Internal Revenue Service Confirms That “Unbundling” of 2007 Unitary Fiduciary Fees Is Not Needed

February 27, 2008

The Internal Revenue Service has released Notice 2008-32, effective today, reacting to the Supreme Court’s unanimous holding in Michael J. Knight, Trustee v. Commissioner, 552 U.S. ___ (No. 06-1286, Jan. 16, 2008), that trust investment advisory fees are subject to the “2% floor” of section 67(a) of the Internal Revenue Code.

The Supreme Court’s Knight opinion left a number of questions, which Fiduciary Advisory Services has analyzed (Trusts and the 2% Floor). One of those questions is whether fiduciaries filing federal fiduciary income tax returns for 2007 will be required to “unbundle” a unitary fiduciary fee to separately state the component of the fee that is attributable to investment advice and therefore subject to the 2% floor. Regulations issued in proposed form in July 2007 would require such unbundling after those regulations are finalized.

Notice 2008-32 confirms that fiduciaries will not be required to unbundle unitary fiduciary fees in preparing 2007 income tax returns. This is welcome news.

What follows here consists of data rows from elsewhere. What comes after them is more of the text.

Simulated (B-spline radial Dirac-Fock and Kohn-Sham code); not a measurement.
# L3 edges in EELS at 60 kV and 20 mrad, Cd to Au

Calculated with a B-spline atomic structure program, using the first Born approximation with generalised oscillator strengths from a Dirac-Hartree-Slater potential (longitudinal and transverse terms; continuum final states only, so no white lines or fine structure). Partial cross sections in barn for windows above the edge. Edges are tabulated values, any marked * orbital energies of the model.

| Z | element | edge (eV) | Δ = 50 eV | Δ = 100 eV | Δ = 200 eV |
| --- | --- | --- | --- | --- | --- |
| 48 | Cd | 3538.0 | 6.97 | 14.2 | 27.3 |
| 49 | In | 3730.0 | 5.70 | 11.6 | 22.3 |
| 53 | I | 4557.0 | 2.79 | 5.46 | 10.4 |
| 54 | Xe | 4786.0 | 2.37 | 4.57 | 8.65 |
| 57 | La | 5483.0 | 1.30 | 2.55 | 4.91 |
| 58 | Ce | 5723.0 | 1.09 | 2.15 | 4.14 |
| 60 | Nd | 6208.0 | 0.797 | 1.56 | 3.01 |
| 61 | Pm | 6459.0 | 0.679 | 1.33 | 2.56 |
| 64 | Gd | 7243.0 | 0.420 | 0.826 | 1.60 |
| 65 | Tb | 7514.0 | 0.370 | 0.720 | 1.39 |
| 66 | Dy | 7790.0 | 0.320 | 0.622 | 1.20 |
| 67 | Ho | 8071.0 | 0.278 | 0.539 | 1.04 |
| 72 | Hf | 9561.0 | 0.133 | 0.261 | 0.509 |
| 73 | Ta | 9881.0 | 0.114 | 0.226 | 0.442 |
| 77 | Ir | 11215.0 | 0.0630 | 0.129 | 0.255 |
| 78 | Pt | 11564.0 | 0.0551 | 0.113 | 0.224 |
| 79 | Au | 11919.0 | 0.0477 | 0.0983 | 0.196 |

The Notice also states that the IRS and the Treasury Department expect to issue final regulations that are “consistent with the Supreme Court’s holding in Knight,” but adds that those final regulations will not be published before April 15, 2008 (when 2007 returns are due). The Notice indicates that the final regulations may contain “safe harbors” for applying an unbundling requirement, possibly including safe harbors expressed in percentage terms, scaled with reference to the nature and value of trust or estate assets and/or the number of trust or estate beneficiaries. It remains to be seen whether any such safe harbors would be easy to craft and how much they would simplify a fiduciary’s job anyway.